Pictured above is version 1, which was built back in 2011, on a Friday night, in my basement. It drew circles. (And that’s it.)

Friday Night Drawbot v3

The programming got much better, and I ended up rebuilding the chassis a few times. This is what I like to call “version 3″ of the Friday Night Drawbot, and is still in use today.

FND

Let’s call this version 3.5. We’ve shed the old corrugated plastic in favor of a replacement designed digitally, and created with laser-cut wood.

The front plate that holds the pen can now easily slide forward and back, and is held in place by a pair of screws and wing nuts.

FND Drawing

I started the redesign process by taking apart the drawbot and measuring things with the calipers. I then used Inkscape to create (on multiple layers) the parts needed, which consists of the main plate, bottom plate, and pen extender plate.

FND Laser Cut

Here are the pieces separated out and ready to be laser-cut, or, cut in some fashion, I should say…

Old Plastic Body

I tore apart the old chassis which was hot glued to the servo motors, and held together with rubber bands. I had to heat things up to release the glue, so it’s a bit destroyed. No loss!

FND Paper Prototype

This is a paper prototype I created with the Silhouette Cameo, which does a fine job of cutting thick paper. I often prototype cutting things with the Silhouette because, well, it’s in my basement, so I always have access to it (unlike a laser cutter.) I could easily print on paper as well, but I find that with the cutter close by and easy to use, I use it a lot. It helps to have physical things cut and in front of you sometimes.

FND Bottom

Here’s the bottom view of the laser-cut version. There’s a lot of 8/32″ hardware holding things together, mainly because SAE is cheaper than Metric around these parts. (Drat!)

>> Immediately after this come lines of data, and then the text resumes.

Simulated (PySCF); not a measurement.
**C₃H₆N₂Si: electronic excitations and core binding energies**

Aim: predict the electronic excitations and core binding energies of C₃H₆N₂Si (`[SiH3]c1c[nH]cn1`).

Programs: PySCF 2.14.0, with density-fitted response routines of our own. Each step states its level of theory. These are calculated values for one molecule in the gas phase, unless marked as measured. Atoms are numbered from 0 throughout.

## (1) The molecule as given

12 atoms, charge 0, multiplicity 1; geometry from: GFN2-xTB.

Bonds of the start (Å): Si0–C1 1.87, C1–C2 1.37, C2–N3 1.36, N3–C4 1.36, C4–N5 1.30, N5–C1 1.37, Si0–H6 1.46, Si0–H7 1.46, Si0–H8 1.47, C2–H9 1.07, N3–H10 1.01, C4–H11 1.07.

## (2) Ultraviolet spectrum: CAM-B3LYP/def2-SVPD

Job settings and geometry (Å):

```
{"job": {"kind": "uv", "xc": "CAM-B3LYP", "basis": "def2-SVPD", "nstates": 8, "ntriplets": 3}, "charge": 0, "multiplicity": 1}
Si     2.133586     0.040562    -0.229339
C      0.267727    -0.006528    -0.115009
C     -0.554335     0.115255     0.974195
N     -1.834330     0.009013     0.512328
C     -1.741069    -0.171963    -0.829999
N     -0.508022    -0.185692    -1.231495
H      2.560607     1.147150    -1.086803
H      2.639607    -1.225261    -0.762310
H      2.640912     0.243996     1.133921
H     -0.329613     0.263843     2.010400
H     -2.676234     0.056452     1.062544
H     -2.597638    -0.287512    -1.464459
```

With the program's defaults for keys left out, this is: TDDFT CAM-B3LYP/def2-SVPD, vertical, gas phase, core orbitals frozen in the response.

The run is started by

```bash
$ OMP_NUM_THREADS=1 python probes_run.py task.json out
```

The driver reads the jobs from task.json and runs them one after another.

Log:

You can see that the two wing nuts hold the pen extender plate in place, so it’s easy to loosen the nuts and slide things around. (The slot could probably be a little narrower next time.)

There’s also some regular nuts holding the bottom plate to the main plate to hold the servos in place. The 3mm Baltic Birch flexes a bit though, and may not be the best solution.

Pen Holder (Bottom)

There’s a captive t-nut to hold the pen in place. It’s a good idea, but poorly executed here.

Pen Holder (Bottom)

The screw does hold the pen, but again, the 3mm wood is a little thin for this to work well. It’s also difficult to tighten and loosen the screw without a screwdriver. I really need a screw that allows you to use your fingers, like the one on the Egg-Bot. I’ll probably make a 3D printed screw-thingy for this.

Detour! I often wonder/worry about mixing laser-cut stuff with 3D printed stuff, and I’m not sure why. Maybe it’s due to the recent kit design work I’ve been doing where we try to make everything laser cut, mainly due to speed and efficiency of production. In this case though, I’d see the 3D printed screw-thingy as an “enhanced” piece, so it should be totally fine. Or I could, you know, use a wing nut. (End Detour!)

Pen Holder (Side)

As mentioned, I find the 3mm wood a bit thin. This whole design is really just 2 dimensional, or maybe 2.5 dimensional if you want to stretch things a bit. I want to have the next iteration be much more 3 dimensional. I may stay with laser-cut wood for most of it, but there is a lot to explore in the design for assembly aspect of things.

FND

I may play more with this version, introducing minor improvements, or just move on to the next revision, which will be much more box-like, and move away from the flat plates.

Since I like to build things really fast, it’s hard to know what will happen next.

2014.03.09

Delta Robots

Sometime in 2013 I stumbled upon the blog of Sarah Petkus titled Robotic Arts. Probably because, you know, I occasionally build art robots. Sarah is a member at SYN Shop, a nice looking hackerspace in Las Vegas, and she’s been working on building delta robots for a while now. She’s got a great post about the journey from using household junk to designing and printing 3D parts to build her robots. Check out Robot Army : From Tupperware to 3D Printing.

Junkbox (Delta-style!)

She also been collaborating with Mark Koch at SYN Shop and turned this whole delta bot thing into a Kickstarter (successful!) that is going to help fund an art performance with an army of delta robots. And hey, while they’re at it, they’ll also be turning their robot into a kit through ROBOT ARMY, a new venture to manufacture robot kits for the do-it-yourself market.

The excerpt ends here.